Extension types (aka. cdef classes)

To support object-oriented programming, Cython supports writing normal Python classes exactly as in Python:

class MathFunction(object):
    def __init__(self, name, operator):
        self.name = name
        self.operator = operator

    def __call__(self, *operands):
        return self.operator(*operands)

Based on what Python calls a “built-in type”, however, Cython supports a second kind of class: extension types, sometimes referred to as “cdef classes” due to the keywords used for their declaration. They are somewhat restricted compared to Python classes, but are generally more memory efficient and faster than generic Python classes. The main difference is that they use a C struct to store their fields and methods instead of a Python dict. This allows them to store arbitrary C types in their fields without requiring a Python wrapper for them, and to access fields and methods directly at the C level without passing through a Python dictionary lookup.

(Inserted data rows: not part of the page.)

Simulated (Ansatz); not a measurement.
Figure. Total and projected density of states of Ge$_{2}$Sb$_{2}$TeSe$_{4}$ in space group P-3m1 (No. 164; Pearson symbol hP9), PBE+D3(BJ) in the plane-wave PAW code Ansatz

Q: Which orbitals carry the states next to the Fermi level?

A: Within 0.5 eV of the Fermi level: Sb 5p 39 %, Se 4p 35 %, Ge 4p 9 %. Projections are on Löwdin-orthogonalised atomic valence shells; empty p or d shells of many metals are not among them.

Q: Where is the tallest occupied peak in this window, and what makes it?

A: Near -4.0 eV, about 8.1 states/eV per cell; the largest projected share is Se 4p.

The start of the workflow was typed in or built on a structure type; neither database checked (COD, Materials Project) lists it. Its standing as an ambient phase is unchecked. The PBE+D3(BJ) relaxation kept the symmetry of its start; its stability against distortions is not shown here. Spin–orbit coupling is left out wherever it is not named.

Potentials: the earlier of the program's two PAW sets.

Normal Python classes can inherit from cdef classes, but not the other way around. Cython requires to know the complete inheritance hierarchy in order to lay out their C structs, and restricts it to single inheritance. Normal Python classes, on the other hand, can inherit from any number of Python classes and extension types, both in Cython code and pure Python code.

So far our integration example has not been very useful as it only integrates a single hard-coded function. In order to remedy this, with hardly sacrificing speed, we will use a cdef class to represent a function on floating point numbers:

cdef class Function:
    cpdef double evaluate(self, double x) except *:
        return 0

The directive cpdef makes two versions of the method available; one fast for use from Cython and one slower for use from Python. Then:

from libc.math cimport sin

cdef class Function:
    cpdef double evaluate(self, double x) except *:
        return 0

cdef class SinOfSquareFunction(Function):
    cpdef double evaluate(self, double x) except *:
        return sin(x ** 2)

This does slightly more than providing a python wrapper for a cdef method: unlike a cdef method, a cpdef method is fully overridable by methods and instance attributes in Python subclasses. It adds a little calling overhead compared to a cdef method.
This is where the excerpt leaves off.